Kelechi Iheanacho stood over the ball in the 100th minute, Fir Park howling, a title race hanging by a thread. One kick, one whistle, one decision that will be argued over all summer.

He rolled it in. Calm as you like. Calum Ward went one way, the ball the other, and Celtic’s travelling support exploded onto the pitch. A 3-2 win at Motherwell, wrestled from chaos and controversy, dragged the Scottish Premiership race to the very last day.

At Tynecastle, Hearts fans had been ready for history. A 3-0 win over Falkirk in the early kick-off had them on the brink of a first title in 66 years. By the time they were applauding their players off the pitch, the mood in the away end at Fir Park was mutating from dread to delirium.

The title? Still undecided. The gap? Just one point. And now the top two will stare each other down at Celtic Park next Saturday with everything on the line.

A penalty that split the country

The flashpoint came deep into stoppage time. Celtic, throwing everything at it, hurled a long throw into the Motherwell box. Auston Trusty and Sam Nicholson went up together, bodies colliding, arms raised, heads snapping at the ball.

Referee John Beaton let play go. Then came the pause. VAR called him to the monitor.

Replays showed Nicholson’s arm high, his elbow nudged upwards by Trusty’s shoulder as they rose. The ball flew away at pace. Handball? Header? Both? Neither? Beaton watched, then turned back to the pitch and pointed to the spot.

For some, that was enough. Former Celtic striker Chris Sutton, on co-commentary, argued the basics: if the ball hits a raised arm in the box, you run the risk.

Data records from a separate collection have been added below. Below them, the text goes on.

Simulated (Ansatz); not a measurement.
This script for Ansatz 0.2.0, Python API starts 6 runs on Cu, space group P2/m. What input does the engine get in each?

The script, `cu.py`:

But in the Sky Sports studio, the reaction was far less certain. Kris Boyd questioned the physics of it, pointing out that if the ball had genuinely struck the hand, it would have dropped rather than been propelled away. John Robertson admitted he could not be sure it hit the hand at all, though he accepted that if it did, the arm’s position made it a penalty. Paul Hartley was more blunt: from what he saw, it was a header and Celtic had “got lucky”.

Down on the touchline, Motherwell manager Jens Berthel Askou was incandescent. He called the decision “shocking”, said he was in “total shock”, and insisted he could not find any reading of the law that made it a penalty. Even if there had been the slightest touch, he argued, the contact came after Nicholson had been nudged in the air, his arm already raised by the challenge.

To Askou, the game – a ferocious, see-sawing contest between two ambitious sides – deserved far better than to be decided that way.

O’Neill hails “phenomenal heart”

Martin O’Neill saw it very differently. For the Celtic manager, this was the latest chapter in a season defined by late rallies and stubborn belief.

“Obviously, we got a penalty, which looks as if it’s a pretty clear cut,” he said, pointing not only to the handball but also to what he felt was an elbow involved. He spoke of his side’s “phenomenal heart” and reserved special praise for Iheanacho, whose impact off the bench has repeatedly changed games.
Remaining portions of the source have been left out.